Hacker Newsnew | past | comments | ask | show | jobs | submitlogin

Why not try, though? First and foremost, I think it's a good thing that designers are getting work. I also think huge "for fun" webapps are in a particularly advantageous place when it comes to pushing the boundaries of design, mostly because they have people on hand who can do it and who probably want to do it. Next, it's really a low risk preposition.

Maybe Office 365 needs to be conservative with fonts. Twitter can push boundaries, though. I wish they'd push boundaries more, ala Bertone or Memphis Group, but I guess the risks are larger the more you push the boundaries.



> "Maybe Office 365 needs to be conservative with fonts. Twitter can push boundaries, though."

What's the difference between Office and Twitter here? Both are apps that should just get out of the way of the content.

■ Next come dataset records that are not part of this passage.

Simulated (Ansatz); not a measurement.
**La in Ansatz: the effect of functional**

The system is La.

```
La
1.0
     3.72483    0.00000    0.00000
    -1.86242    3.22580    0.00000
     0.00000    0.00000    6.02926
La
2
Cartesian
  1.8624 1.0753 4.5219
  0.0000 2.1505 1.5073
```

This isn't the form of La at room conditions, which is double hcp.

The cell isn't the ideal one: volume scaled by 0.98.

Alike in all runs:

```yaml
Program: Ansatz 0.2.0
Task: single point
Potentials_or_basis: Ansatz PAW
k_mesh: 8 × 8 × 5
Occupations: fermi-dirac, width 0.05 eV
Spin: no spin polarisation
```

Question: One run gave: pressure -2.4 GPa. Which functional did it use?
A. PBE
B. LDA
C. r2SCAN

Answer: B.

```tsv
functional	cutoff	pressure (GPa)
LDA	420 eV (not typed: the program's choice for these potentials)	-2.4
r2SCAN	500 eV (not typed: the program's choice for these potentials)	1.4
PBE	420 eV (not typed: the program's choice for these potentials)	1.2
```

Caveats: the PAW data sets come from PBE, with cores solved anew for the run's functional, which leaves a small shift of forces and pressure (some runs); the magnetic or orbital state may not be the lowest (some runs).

Most software should just have native UI that follows the platform guidelines. Unfortunately software companies hire graphic designers who know nothing about interaction design, and generalist programmers who want to do one-size-fits-all UIs. And that's how you get unreadable fonts in slow Electron apps.


Why not try? Because the cognitive dissonance when people's eyes and brains run into a large variety web-based and app-based screen fonts. Web based font performance is still terrible. So.. because: the brain doesn't like it.

Different presentation fonts in web pages, desktops, etc. can start to have the experiential impact of (gui) skins, or non-standard dotfiles.

Please note the things I'm leaving out of this... print, books, static things, etc.


Twitter's chirp webfont is almost 100k. On optimized sites, that can easily be larger then all of the HTML/CSS combined.


But tens to even hundreds of times smaller than any single tweet that has an image in it, so not really a useful metric.


That attitude is why web pages have gotten so bloated.

https://twitter.com/Twitter is 1.6mb. (200k+ of fonts, 500k+ of JS)


And heaven forbid browser caches frequently used sites, which would make that complaint an equally meaningless metric.


Actually webbloatscore.com says 2,062 kB and 88 requests.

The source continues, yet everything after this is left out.